News and Information about the Business of Cannabis

7 Best Marijuana Stocks And ETFs To Buy In 2025

Sep 17, 2025 | National

There’s that old saying about death and taxes. In the U.S. marijuana industry, it can almost seem like death by taxes.

Because they are “trafficking” in a Schedule 1 substance, marijuana companies are prohibited by IRS Code Section 280E from taking certain tax deductions and credits that federally legal businesses enjoy. That means the effective tax rate for marijuana retailers can exceed 70%. A downgrade to Schedule 3, which President Donald Trump in August said his administration is considering, would remove that tax headache and pave the way for more institutional investment and traditional banking services.

Congress created Section 280E in the early 1980s after a tax court ruled a convicted drug dealer could deduct business expenses.

“In those days, there were no state-regulated cannabis businesses bleeding millions of dollars a year,” Matt Karnes, founder of cannabis industry financial analysis and research firm GreenWave Advisors, said in a recent research note. “But here we are … and the pretax losses are accumulating and are sizable.”

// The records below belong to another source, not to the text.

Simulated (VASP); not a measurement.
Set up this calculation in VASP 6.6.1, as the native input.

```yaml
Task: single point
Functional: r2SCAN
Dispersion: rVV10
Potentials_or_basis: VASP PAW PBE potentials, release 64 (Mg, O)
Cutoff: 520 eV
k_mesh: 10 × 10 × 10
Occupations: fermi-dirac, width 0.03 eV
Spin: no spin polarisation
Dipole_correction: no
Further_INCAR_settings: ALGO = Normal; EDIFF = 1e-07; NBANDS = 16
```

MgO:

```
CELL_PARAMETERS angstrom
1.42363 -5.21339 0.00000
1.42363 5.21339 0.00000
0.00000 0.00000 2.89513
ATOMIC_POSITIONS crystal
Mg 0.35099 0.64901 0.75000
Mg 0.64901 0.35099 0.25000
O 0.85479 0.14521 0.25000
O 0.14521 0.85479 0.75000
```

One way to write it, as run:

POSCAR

From 2019, when many marijuana companies went public, to last year, the industry has potentially missed out on more than $1.2 billion in tax savings based on 12 large companies, and there are about $1.8 billion in unpaid 280E taxes, including interest and penalties, among the larger operators, according to Karnes’ research.

That means companies that operate in the U.S. that have been able to make a go of it despite the tax burden would be even stronger without it, which is why the industry gets excited, and share prices pop, whenever investors and traders get a whiff of a potential legal change.